10.2.17

Delhi Airport plans expansion



Delhi International Airport has sought environmental clearance to begin its ambitious expansion plan, which will ensure that IGIA remains India's biggest airport for a long time to come. The green nod has been sought to lay a fourth runway, expand existing terminals, construct a new one and build supporting infrastructure. Sources say these plans will cost about Rs.16,000 crore.
It is learnt that the GMR-backed consortium plans to construct the fourth runway and expand the bursting-at-the-seams T1 by 2020, which will increase IGIA's passenger handling capacity to 7.5 crore passengers annually .

This phase will soon see the mothballed T2 being used for budget domestic flights by shifting one or two of the low cost carriers that currently operate from T1. It may also see the 1982 Asiad-era Centaur Hotel being razed to the ground to house the fourth runway and its accompanying infrastructure of taxiways and exitways. This airstrip will come up parallel to the airport's newest runway (29) and be of the same length at 4,430 metres. Air India, which owns Centaur, is supposed to get land at some other place in lieu of the hotel being demolished.

DIAL plans to have the fourth runway ready in time for the expansion of T1's annual passenger handling capacity from the current 18 million to 30 million in four years.

Once work on T1 is complete, DIAL may demolish the 1982-era T2 and construct T4 there in `Phase 3b'. This plan is scheduled to be executed by 2025 and then the combined capacity of IGIA will be 9.2 crore per annum.

T4, sources said, could be a mirror image of T3 and will be built right across it. Sources said the eventual plan is to have an integrated approach road to T3 and T4. Terminal 3 could then be made all international while T4 and T1 may be domestic. Passengers will be able to change terminals between T3 and T4 seamlessly by just walking over the concourse.

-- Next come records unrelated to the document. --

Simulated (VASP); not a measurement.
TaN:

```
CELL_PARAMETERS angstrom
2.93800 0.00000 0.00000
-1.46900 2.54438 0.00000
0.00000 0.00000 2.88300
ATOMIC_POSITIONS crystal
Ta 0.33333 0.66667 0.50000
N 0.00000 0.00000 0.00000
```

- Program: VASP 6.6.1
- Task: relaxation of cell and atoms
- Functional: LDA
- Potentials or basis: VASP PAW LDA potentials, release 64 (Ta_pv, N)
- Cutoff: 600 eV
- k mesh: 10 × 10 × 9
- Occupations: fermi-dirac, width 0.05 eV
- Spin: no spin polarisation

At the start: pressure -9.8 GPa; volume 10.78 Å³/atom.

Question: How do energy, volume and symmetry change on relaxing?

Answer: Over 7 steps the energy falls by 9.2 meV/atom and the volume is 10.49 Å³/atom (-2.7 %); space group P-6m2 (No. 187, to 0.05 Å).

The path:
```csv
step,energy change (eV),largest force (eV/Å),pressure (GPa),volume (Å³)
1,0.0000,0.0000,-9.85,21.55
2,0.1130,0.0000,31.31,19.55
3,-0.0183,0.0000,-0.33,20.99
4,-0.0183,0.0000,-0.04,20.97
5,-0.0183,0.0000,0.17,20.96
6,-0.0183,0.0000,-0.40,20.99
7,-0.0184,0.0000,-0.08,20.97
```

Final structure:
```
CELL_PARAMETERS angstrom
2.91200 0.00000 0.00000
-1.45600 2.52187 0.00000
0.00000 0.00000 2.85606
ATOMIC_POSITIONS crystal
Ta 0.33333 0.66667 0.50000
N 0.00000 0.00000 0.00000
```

The final expansion, phase-4, will begin after 2026 and will take the airport to its optimum capacity of about 11 crore per annum. A lot will depend on whether the NCR gets a second airport to meet Delhi's growing requirement. For over a decade now, successive governments have spoken of building a second airport in NCR, with Jewar, Greater Noida, being talked of as a possible venue. However, there has been no movement on that in terms of any work actually beginning.